Juliana Hall is known primarily as an art song composer, though she has written some chamber and instrumental music as well. She has written over forty song collections thus far and her music has attracted the attention of some the most important artists on the scene today, including countertenor Brian Asawa, for whom she composed O Mistress Mine. Until receiving this disc, I was unfamiliar with the music of Ms. Hall. That was very much my misfortune, because if I am allowed to make judgments about her solely from the songs on this disc, I would say she is a composer of great talent and with a reasonably individual style. Her music is tonal, very accessible, colorful and often profound. That word "profound" is not a word I like to throw around, but it does apply here, at least some of the time, and for once too, there is nothing that sounds cutesy or pretentious in her works. The music is often very somber, sometimes dead-serious, but there is ample wit and lightheartedness mixed in as well.
The most substantive effort here is the twelve-song collection O Mistress Mine, written in 2016 for countertenor and piano on texts by William Shakespeare. It is not just substantial in its nearly forty-two minute length but in the depth of expression permeating the dozen songs, from the celestial passion that arises out of the depths in If love make me forsworn to the desolate Greensleeves takeoff If music be the food of love; from the morbid gloom of Come away, come away, death to the zany humor of This is a very scurvy tune to sing (at a man's funeral). There is a whole world of expression and emotion in this collection, and the writing for both voice and piano is quite inventive.
The other two collections here were written much earlier: the 1989 Syllables of Velvet, Sentences of Plush for soprano and piano on letters of Emily Dickinson, and the 1992 Propriety for soprano and piano on poems by Marianne Moore. The Dickinson songs are generally light in mood and typically quite brief, while the works in the Moore collection are more serious and longer. Again, the music shows invention and great depth of expression. But here again is one of those cases where I can make the review easy on both me and the reader by directing interested parties to do a search on YouTube where, as I write this, you can find performances of these songs (and others by Hall), which will clearly help you decide if they are to your liking.
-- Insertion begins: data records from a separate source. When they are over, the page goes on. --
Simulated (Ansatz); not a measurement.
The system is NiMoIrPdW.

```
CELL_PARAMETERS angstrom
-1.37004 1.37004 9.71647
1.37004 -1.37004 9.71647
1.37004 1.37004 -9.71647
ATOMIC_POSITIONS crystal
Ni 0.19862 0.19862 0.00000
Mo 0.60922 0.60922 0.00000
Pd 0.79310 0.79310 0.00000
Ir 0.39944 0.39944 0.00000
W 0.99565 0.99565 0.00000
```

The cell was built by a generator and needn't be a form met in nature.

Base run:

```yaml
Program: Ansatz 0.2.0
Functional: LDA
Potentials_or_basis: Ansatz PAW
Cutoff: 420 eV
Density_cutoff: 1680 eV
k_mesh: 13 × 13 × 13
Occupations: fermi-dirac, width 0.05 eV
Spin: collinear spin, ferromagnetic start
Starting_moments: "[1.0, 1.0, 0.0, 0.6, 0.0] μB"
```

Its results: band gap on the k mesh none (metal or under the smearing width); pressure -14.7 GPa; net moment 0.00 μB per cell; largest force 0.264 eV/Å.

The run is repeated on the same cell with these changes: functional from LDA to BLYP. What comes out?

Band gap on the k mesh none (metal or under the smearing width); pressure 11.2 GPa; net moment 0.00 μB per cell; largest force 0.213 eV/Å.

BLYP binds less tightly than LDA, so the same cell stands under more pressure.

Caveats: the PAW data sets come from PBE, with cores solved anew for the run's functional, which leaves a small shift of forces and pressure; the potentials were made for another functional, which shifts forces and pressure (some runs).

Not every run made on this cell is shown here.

What will certainly be to your liking are the performances on this disc. In the Shakespeare songs Darryl Taylor divulges the finest countertenor voice I have ever heard. Period. He sounds perfectly natural, with never a hint of anything falsetto in his tones. He also sings with a fine grasp on the drama in the text, expressing it with all-out commitment. A fine artist he is. Of course, the composer on the piano adds the final measure of authority to these performances. Susan Narucki also sings splendidly throughout the other two collections and veteran pianist Donald Berman accompanies her with subtlety and a deft touch that pulls back for deference and pushes forward for assertiveness at just the right moments. MSR Classics' sound reproduction is clear and well balanced. By the way, these are world premiere recordings. My verdict – highly recommended!